Friday, March 15, 2013
The Governess Affair
Hugo Marshall has spent his whole life proving himself worthwhile and is determined to make it big one day so he enters an agreement with the Duke of Clermont. He will make Clermont profitable and in return he is due a very large sum of money so his number one priority is ensuring that no one make the very wealthy Duchess of Clermont so angry she withdraws her husbands funds. Serena Barton was raped by the Duke while she was working as a housemaid and after finding herself pregnant she goes to the Duke looking for what is owed to her and encounters Hugo instead. Hugo is determined to get rid of this woman who threatens all of his plans, but he cannot help but be sympathetic to her plight and angry at his employer for getting into this situation. While she camps outside the Duke's townhouse, Hugo finds himself going out to meet her and admiring her stalwart determination even while he plots against her and her sister. Only when the full truth of what happened to her, and the consequences of it, are presented does he truly realize what he is doing is wrong and he decides to marry Serena. While not the most auspicious start to a relationship the two get on well and manage to forge a relationship away from the duke.
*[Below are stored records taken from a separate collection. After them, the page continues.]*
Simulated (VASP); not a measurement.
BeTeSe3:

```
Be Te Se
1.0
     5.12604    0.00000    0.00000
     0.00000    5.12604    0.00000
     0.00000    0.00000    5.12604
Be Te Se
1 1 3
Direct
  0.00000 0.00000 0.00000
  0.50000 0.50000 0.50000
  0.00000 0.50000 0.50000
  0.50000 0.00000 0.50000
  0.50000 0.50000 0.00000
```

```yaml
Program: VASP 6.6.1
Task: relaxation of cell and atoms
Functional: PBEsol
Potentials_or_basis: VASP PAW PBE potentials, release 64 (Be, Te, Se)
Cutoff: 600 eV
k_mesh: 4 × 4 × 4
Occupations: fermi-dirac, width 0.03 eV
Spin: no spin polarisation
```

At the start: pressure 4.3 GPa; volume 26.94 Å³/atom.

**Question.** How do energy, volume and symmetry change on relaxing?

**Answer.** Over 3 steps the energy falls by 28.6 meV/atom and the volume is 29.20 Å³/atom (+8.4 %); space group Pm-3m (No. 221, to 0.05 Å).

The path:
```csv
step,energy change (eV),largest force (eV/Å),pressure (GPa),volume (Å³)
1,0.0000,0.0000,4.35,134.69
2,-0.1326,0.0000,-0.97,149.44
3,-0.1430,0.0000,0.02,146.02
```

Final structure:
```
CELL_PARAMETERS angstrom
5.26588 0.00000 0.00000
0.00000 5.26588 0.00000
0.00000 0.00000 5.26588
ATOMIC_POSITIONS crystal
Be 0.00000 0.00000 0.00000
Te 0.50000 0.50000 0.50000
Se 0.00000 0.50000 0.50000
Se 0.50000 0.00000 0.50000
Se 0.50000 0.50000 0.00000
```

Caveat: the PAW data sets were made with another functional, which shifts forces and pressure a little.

This novella intrigued me at first but when it became clear what had happened between Clermont and Serena I became increasingly incensed that Hugo continued to display such ruthless tactics against her. While she didn't confirm his beliefs, namely that Clermont had raped her, he strongly suspected it and that really made his actions completely despicable. I could not understand how Serena could fall for him under those circumstances, and the things he threatened to do were truly quite awful even if they didn't constitute physical harm, and made a relationship between them hard to stomach. Serena was an intriguing mix of juxtapositions as she was strong and vulnerable, smart and yet horribly naive at the same time, and it was really these qualities that made her so realistic. Hugo's background was supposed to explain his actions, but I was not buying and it did not redeem him at all in my eyes. There was no sex in this book, but the writing was wonderful as always, full of emotion and I was really drawn into what was happening.